Ira Apfel, Director of Communications and Editorial Content, AFP
Financial planning and analysis (FP&A) professionals and experts say the role of the finance team as a partner to the business adds the most value to enterprise performance. It’s how finance can solve business problems, offer insights and foresight and provide advice to business leaders and management.
Growing pressures on business to perform is translating into more pressure on FP&A to collaborate effectively with the operation, using advanced analytics and offering data-driven decision support. While there’s still a gap between where CFOs want their FP&A teams to be and where they see their teams’ value today, that gap closing. A 2016 Q3 Adaptive Insights CFO Indicator survey shows CFOs expect their FP&A teams to double the amount of time they spend on strategic activities by 2020.
An upcoming AFP FP&A Guide, How FP&A Can Become a Better Business Partner, explores the reasons the FP&A role is changing and provides a detailed roadmap on how FP&A professionals can build trust with the operations and reconfigure their skillset to enhance their relationships with business leaders. It also highlights how new technologies enable FP&A to merge operational and financial planning by synching disparate data streams across functional silos, which can build the right organizational structure to support effective partnering.
Successful FP&A functions today are measured by the degree to which they contribute to enterprise performance. According to Katan Goculdas, director of FP&A at Sparta Systems Inc., “it’s about partnering with the business, enabling people to think beyond their functional silos and working together effectively to have a meaningful impact on the company’s performance.”

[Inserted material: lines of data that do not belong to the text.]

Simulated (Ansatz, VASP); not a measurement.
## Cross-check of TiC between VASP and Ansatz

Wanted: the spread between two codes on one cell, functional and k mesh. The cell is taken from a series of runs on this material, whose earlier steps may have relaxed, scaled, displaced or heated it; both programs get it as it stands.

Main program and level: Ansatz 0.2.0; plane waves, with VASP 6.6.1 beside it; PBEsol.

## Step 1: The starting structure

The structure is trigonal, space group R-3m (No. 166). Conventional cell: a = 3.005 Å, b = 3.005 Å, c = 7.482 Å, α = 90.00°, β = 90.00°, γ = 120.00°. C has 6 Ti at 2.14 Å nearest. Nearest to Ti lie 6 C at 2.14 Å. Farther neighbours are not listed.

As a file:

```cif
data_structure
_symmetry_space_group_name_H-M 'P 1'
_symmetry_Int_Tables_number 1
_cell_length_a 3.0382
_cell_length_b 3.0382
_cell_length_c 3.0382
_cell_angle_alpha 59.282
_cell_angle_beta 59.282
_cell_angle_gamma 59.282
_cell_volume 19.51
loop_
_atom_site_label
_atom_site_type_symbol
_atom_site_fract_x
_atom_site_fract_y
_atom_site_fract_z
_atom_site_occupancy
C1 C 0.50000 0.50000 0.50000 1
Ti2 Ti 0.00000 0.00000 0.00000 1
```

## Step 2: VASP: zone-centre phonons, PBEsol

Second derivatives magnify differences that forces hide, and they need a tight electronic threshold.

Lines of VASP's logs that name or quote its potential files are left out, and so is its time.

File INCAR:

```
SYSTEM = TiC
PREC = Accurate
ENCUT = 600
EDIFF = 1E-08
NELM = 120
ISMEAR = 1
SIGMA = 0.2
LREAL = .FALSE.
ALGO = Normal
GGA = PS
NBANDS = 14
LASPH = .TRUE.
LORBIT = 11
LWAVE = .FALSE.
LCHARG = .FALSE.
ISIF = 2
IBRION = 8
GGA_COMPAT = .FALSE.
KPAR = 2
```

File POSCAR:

Partnering closely with operations is now a key expectation of the FP&A function. “FP&A is an absolutely critical role within the company; it’s a strategic partner to the CFO and the executive leadership team. You need to be able to influence both tactical and strategic decisions by collaborating with functional leads to objectively assess the financial implications of proposed actions,” Goculdas said.
Five key drivers
Here are the key reasons the role of FP&A as a partner is gaining momentum:
1. Improving the forecast. According to finance consultant Brian Fink, finance and business must collaborate in order to ensure the accuracy of the financial forecast. Even a small miss could result in a dramatic and direct hit to the stock price (recall Walgreen’s). “To be effective, and produce a reliable forecast, you have to be very knowledgeable about the different functional areas of the business,” he said. The idea is to not just accept the forecast but be able to challenge, collaborate on and understand the numbers at a detailed level.
2. Driving the right decisions. “It’s difficult for functional leaders to make the right decisions without having the right financial information,” said William Howell, FP&A manager at payroll and HR technology provider, Ceridian UK. “FP&A has shifted from being the people who dealt with the data. It’s now about providing concise and actionably information to the business to help them direct their energy and resources appropriately.”
3. Creating a two-way flow. “I sometimes use an analogy and refer to FP&A as the financial heart of the company and the functional departments being the organs,” said Carl Seidman, an independent management consultant and trainer. Just as organs cannot sustain themselves without a two-way flow of blood, without that constant two-way flow of information, organizations cannot be as effective.
4. Making sure everyone is aligned around the strategy. “For FP&A, the value add is— and should be—in helping to proactively drive business collaboration and performance,” said Scott Page, director of FP&A at YP. “The other piece related to better collaboration for the FP&A role is ensuring that functions are attuned to what’s going on in other parts of the business.” Page can see changes in profitability or revenue across the business and can share that insight with the business and rationalize it, making sure that overall each function is in lockstep with the business strategy.
5. Allowing the business to anticipate the future. According to Tony Levy, business unit executive, IBM Analytics Software, “FP&A insight allows the business units to anticipate the future; that’s the value finance brings to the relationship with the business.” That may involve understanding how customer churn data can help the business kick off an initiative to hold on to and grow the most profitable customers. Or on the expense side, it may help HR understand employee attrition and what action it can take to help retain and develop top talent.
The role of FP&A as a business partner has always been important, but today it’s gaining additional traction.
Competitive and volatile markets are putting more pressure on companies to optimize performance, in turn pushing FP&A to provide better analytics and advice to the business. “The speed of change in business has accelerated,” Fink said, “which makes it even more important not to plan by extrapolation.”
Emerging technologies underpin the partnership between the two functions. New solutions include self-service analytics and integrated planning applications that allow FP&A to cut through old functional barriers. “FP&A is the only group that can take operational drivers and link them into financial results,” Levy said.
Finally, FP&A has access to more diversified and actionable information and the ability to share it with multiple stakeholders. “As a result, FP&A can have a more timely and strategic discussion with the business,” said Ian Charles, founder and CEO of SaaS vendor, Tidemark.
“It’s one thing to give marching orders; it’s another to have the confidence that the organization is marching in the right direction. The core finance group at HQ may not have all the answers. It’s imperative that they work with the real business operators to understand the story behind the numbers.”